My friend John Baden of the Foundation for Research into Economics and the Environment reminds me that twenty years ago, the National Centre for Policy Analysis in Dallas commissioned a report on Environmental Myths and Realities. Nine of the ten myths focused on the consequences of consumer behaviour. The myths (and facts) included: Americans were especially wasteful (they weren't), packaging was bad (it isn't), recycling is always good (not always), biodegradable is best (not always), America's running out of landfill (twenty years on and it still isn't a problem), and we are running out of resources (er... we have more known oil reserves, for example, than we've ever had).

Twenty years ago, of course, most people were worried about the coming ice age and the population explosion. Today, it's warming, and population implosion – we in Europe are producing children at far less than the replacement rate, and on current trends the population of Russia will be down by a quarter come mid-century.

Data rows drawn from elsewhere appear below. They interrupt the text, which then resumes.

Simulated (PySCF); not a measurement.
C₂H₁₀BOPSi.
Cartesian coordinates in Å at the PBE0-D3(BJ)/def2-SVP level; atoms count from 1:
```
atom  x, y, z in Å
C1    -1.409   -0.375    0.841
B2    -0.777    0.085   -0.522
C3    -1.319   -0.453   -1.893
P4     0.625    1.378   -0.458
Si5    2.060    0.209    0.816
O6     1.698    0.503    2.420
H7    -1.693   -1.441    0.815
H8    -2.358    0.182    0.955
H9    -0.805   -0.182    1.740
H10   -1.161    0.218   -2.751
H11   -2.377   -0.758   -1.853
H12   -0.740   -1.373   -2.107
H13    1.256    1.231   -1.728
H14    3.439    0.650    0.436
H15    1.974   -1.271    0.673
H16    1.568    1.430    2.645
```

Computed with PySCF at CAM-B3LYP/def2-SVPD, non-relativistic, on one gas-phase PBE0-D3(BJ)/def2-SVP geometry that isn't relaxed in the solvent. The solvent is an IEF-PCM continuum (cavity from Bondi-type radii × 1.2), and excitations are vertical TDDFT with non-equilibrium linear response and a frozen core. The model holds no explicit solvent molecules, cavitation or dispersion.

One of the interesting thing about problems is that they change. And for those that remain, people find fixes to them. As Baden will tell you, you don't run out of material resources when property rights are secure and the market is permitted to work – fostering discovery, substitution and conservation. 'Scarcity,' he says, 'has never won a race against creativity when marketable commodities are at issue.' The stone age didn't end because we ran out of stone, enterprising people just found better things to make tools of. No, the real problem is when people, for idealistic reasons, undermine the market system. Then you find out what shortages and ecological disasters are.